WHY THIS SPACE EXISTS
It Began With Questions Life Would Not Let Me Avoid
Bench By the River began with questions I could not put down.
How can we stay open to life without losing ourselves in it?
Why do some people feel so much more than others?
Why can care become self-abandonment?
Why does understanding other people not always help us remain with ourselves?
And how do we keep loving life after it has fallen apart?
I did not come to these questions only through books or ideas. I came to them through life.
I am a very sensitive person. I’ve always felt things deeply, noticed things quietly, and carried more emotions than I could name. For a long time, I thought everyone experienced the world this way. Only later did I realise that some people have a wider range of feelings. More comes in, more stays, more is felt, and more needs to be understood before life feels steady again.

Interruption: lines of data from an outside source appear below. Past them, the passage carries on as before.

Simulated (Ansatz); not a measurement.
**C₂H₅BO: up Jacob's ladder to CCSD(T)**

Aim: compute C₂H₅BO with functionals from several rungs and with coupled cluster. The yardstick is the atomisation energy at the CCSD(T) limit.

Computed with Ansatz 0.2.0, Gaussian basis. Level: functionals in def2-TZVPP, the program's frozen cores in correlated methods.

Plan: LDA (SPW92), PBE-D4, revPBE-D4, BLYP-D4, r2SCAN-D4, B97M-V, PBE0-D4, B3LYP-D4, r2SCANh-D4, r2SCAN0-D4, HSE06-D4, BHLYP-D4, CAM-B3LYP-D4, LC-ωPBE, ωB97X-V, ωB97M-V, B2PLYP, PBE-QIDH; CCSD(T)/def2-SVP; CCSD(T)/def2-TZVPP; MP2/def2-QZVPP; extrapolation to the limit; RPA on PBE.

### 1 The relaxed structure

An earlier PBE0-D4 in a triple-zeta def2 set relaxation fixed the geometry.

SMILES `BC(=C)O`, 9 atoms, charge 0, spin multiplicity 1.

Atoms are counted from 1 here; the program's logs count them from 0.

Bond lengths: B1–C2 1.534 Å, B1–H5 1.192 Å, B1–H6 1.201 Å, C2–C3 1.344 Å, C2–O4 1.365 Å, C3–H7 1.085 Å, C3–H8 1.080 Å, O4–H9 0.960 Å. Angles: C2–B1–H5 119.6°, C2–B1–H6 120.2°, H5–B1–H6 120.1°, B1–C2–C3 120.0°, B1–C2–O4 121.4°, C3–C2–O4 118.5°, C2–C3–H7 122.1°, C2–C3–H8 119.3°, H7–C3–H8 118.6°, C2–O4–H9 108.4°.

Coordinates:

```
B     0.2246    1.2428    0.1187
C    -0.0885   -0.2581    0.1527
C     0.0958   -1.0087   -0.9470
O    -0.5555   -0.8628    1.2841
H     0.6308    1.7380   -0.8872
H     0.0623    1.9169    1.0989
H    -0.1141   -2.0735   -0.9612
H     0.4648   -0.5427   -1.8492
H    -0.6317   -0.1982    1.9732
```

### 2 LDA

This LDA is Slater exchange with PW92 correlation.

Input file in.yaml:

My life has also brought me through deep loss and many challenges, which have shaped everything I understand: love, tenderness, pain, and the hidden inner world of being human. Some experiences don’t give me easy answers, but they leave me with questions big enough to change my life.
Bench by the River is where I bring these questions. It’s the place where I write to find understanding, where I try to find words for things many people feel but can’t easily explain, and where sensitivity, grief, love, human nature, awareness, and inner growth slowly come together as a body of work.
This site isn’t about becoming less sensitive. It’s about feeling less lost. It’s about learning to keep our range, build our centre, and meet life with more clarity, courage, and care.

About Me
My name is Coral Walker. I am a writer, artist, and former academic.
Before I became a full-time writer, I worked as a researcher and lecturer in computer science. That experience sparked my lasting interest in systems, structure, patterns, and finding ways to make complex ideas clear.
But what I share here is not just shaped by intellect.
It also grows out of lived experience, motherhood, grief, sensitivity, creativity, spiritual searching, and the ongoing effort to understand what it means to stay human through change.
I write reflective essays, learning frameworks, dialogues, poetry, children’s stories, and books that are still in progress. I use the pen name Mama Maja for some of my children’s and poetry work, as a tribute to my daughter.
Across all these forms, I return to one central thread:
How can we live with open hearts and still stay whole?
This project was born from those reflections.